THE Bureau of Meteorology’s El Niño Southern Oscillation (ENSO) Outlook remains at El Niño Alert which means the chance of El Niño developing in 2019 is approximately 70 per cent.
Although the surface of the tropical Pacific Ocean remains warmer than average, water below the surface of the ocean has been gradually cooling.
A cooling of water at depth can lead to a cooling of the ocean surface, which may reduce the length of an event if one develops.
Most climate models indicate surface warmth in the Pacific Ocean will remain at El Niño-like levels at least through May.
The longer the ocean surface warmth remains, the more likely it is that the atmosphere will respond, and El Niño will develop.
If El Niño does develop in May, it’s likely to be short lived, with most models indicating the ocean will likely cool through winter and spring. Four of the eight surveyed models return to neutral by September, and the other four indicate weak El Niño levels.

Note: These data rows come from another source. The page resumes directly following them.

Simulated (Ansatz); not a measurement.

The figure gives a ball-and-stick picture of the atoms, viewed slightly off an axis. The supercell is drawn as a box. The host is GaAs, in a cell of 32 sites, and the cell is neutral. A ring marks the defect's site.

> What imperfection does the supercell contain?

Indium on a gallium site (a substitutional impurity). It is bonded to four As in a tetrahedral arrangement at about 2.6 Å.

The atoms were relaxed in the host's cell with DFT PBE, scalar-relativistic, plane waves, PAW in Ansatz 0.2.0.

El Niño typically brings drier than average conditions for eastern Australia during winter–spring, and warmer days across the southern two-thirds of the country.
The Indian Ocean Dipole (IOD) is currently neutral.
Climate outlooks indicate the IOD is likely to remain neutral for the remainder of autumn.
However, by September half of the models predict a positive IOD will form, with the rest indicating neutral conditions will persist.
A positive IOD typically means drier than average conditions for southern and central Australia during winter-spring.